There’s a great initiative in Aalto University, called UWAS, or University-Wide Arts Studies. The aim of UWAS is to “offer access to arts-based thinking” to all students at Aalto. UWAS is organising a two-day seminar called U-Create, and I was invited to take part in a panel discussion on “arts-based research”. The panel takes place at 10:45–12:00 on Wednesday 2nd November, and you can watch the livestream or the recording here.
We were sent some initial questions for the panel (which , when I’m writing this, is tomorrow). So, spoiler alert, here’s what I’ll answer!
Well, these are more topics for discussion rather than questions, so I’m not really spoiling anything. The first theme is the relationship between art and research. More concretely perhaps, how are the two combined in a project?
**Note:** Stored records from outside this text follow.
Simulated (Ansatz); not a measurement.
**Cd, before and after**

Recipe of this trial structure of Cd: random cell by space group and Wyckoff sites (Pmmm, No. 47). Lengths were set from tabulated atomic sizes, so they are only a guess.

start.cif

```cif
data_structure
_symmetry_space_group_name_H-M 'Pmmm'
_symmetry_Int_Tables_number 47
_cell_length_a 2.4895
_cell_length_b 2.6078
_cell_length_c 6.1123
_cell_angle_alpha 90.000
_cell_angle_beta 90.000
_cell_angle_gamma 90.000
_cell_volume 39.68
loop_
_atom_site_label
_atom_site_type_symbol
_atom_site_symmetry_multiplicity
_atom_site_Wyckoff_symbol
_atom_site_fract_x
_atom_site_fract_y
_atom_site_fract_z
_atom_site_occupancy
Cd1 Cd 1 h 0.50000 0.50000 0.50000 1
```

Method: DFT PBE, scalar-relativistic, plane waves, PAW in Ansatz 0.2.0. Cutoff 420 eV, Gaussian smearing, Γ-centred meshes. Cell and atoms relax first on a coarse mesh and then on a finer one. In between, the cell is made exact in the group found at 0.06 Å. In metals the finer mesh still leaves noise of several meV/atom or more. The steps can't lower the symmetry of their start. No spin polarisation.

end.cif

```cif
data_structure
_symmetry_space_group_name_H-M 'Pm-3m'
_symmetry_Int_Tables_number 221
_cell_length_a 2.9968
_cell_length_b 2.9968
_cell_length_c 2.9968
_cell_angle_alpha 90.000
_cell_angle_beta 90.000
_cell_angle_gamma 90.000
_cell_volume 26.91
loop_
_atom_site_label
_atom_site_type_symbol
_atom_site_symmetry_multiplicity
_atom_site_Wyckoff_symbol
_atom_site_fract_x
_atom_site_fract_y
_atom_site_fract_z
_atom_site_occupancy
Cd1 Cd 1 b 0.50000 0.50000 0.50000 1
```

My thinking about this has changed in the last two or so years, and I’m now more and more confident that for me, there is no research without art. Art turns out to be in a constitutive role in what I’m trying to study. Does the term “constitutive” ring a bell? Yes, it’s from a paper in TICS by Hanne de Jaegher, Ezequiel di Paolo and Shaun Gallagher, and they argue that social interaction should be seen to have a constitutive role in social cognition, rather than just a contextual or an enabling one. They think, and I agree, that social interaction can not be explained as a sum of two individual cognitive mechanisms, that happen to operate in a context of social interaction, but the embodied and participatory aspects of cognition should be embraced, and an enactive approach, with social interaction as the thing that minds do, adopted.
So social interaction is not just a context for the minds to operate in, it’s not something that enables them to do stuff, it IS what the minds are, what they do, the essence of them. And to study this interaction, to understand how it works, how it goes wrong, how to fix it, how to influence it—we need art in our science.
A year ago, art told me* that even though studying entrainment and how people stay synchronised is cool, just staying synchronised is extremely boring. The real question is how we manage sync together, get in and out of sync. This sounds really obvious and simple, but it is a rather fundamental switch of perspective that has a major effect on what kinds of experiments or measurements I am planning now.
And similarly, pretty much whatever is central, important, and interesting in social interaction, is foregrounded or highlighted in performing arts. Emotional contagion, kinaesthetic empathy, entrainment, identity formation, group dynamics… All of these are important for understanding how people can do joint actions, how we read each others’ minds. And to find good ways to study them probably requires understanding music, dance, theatre… And probably help from a true professional. Too often scientists think that because they themselves do art x as a hobby, they can provide the necessary understanding of art x into the project. Would you trust someone who does statistics just for their hobby to analyse your data?
We are currently on the final stretch of our Social eMotions project. This was a true collaboration between choreographer-dancers and scientists. Being able to work together takes time and effort, though. We started our project by spending a couple of days in the lab, getting to know the scientists’ tools and ways of thinking and working, and then a day at a dance studio, learning similar things about dancing and creating choreographies. (Or mostly, just moving in space.) This doesn’t turn the choreographer into a movement scientist, or the scientist into a dancer, but it fuels mutual respect, which is the most valuable currency in collaboration.
Art challenges boundaries, which is also what science should do. There is also conformist art that copies what has been done before or only adds to it in small increments. But that type of art does not tend to survive. There’s much more incremental and conformist science. Good science and good art have a lot in common. Both make very difficult things look effortless and easy. Both change the way in which we look at the world. Both evoke emotional responses and inspire people long after their creators have turned to dust.